The Warriors now proudly lay claim to having New Zealand's largest high definition LED stadium mega-screen at their Penrose home ground Mt Smart Stadium.
Installation was completed yesterday on the impressive million dollar 212 square metre screen which now dominates the hill at the northern end of the ground.
The largest permanent stadium screen in the country is almost five times the size of the temporary screens previously used at Warriors home games.
Standing 11 metres by 19 metres, the mega-screen will deliver high-definition live action and replays and also offers split screens showing scores, statistics and other stadium messages.
Construction began in October with large scale excavation and digging began to house the screen's deep-set foundation. Work continued through the early part of the New Year before the mammoth structure was finally unveiled while the finishing touches are still being applied.
It will be put to use for the first time at the Warriors NRL season-opening clash against the Newcastle Knights on March 5.
"This is a fantastic development and something we know our members are really looking forward to," Warriors managing director Jim Doyle said.
"Watching it be installed on Wednesday, you can finally appreciate just how big it is.
"We're very excited about how much it's going to enhance the game day experience here at our home, Mt Smart Stadium."
The Daktronics screen is the same brand and similar in size to the huge 'superscreens' installed at Sydney's Allianz Stadium in 2015.
The cost and installation of the mega-screen is being covered by Regional Facilities Auckland as part of the terms of their agreement with the club that secured Mt Smart Stadium as the Warriors home ground until 2028.
The RFA have committed around $11 million to upgrading the venue in the next few years, with improvements also due to be made to the stadiums toilets and change room facilities.
The screen's installation is a long-term investment removing the need and cost of hiring temporary screens for Warriors' matches.
RFA chief executive Chris Brooks told The Herald last November that the cost of the project is expected to be off-set by 2022.
"The payback of that is about six years because we hire screens in," Brooks said.

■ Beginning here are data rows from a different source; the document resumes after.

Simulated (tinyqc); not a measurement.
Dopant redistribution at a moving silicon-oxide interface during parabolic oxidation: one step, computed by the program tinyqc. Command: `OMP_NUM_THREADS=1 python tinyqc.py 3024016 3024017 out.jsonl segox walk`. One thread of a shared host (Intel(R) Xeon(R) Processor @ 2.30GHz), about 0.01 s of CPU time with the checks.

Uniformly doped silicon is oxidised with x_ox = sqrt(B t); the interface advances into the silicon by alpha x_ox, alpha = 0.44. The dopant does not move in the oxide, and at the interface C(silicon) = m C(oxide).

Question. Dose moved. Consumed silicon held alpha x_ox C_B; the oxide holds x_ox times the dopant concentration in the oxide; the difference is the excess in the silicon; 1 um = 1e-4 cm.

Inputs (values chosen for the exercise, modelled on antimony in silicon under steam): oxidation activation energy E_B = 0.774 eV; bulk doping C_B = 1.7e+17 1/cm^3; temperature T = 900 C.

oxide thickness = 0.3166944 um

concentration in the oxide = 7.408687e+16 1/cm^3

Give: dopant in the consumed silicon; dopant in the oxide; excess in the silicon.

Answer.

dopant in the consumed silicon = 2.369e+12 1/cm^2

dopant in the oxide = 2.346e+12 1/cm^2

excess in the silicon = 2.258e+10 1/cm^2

"The Warriors have also done a lot of good work in terms of enhancing things on their side as well."
The project is testament to the improved relationship between the club and RFA, after the Warriors successfully opposed the council's initial stadium strategy that proposed a shift to either Eden Park or North Harbour Stadium.
"They've been really, really supportive," Doyle added. "Obviously in the last year we've changed from going to be kicked out to staying there for another 10 years so it's been great."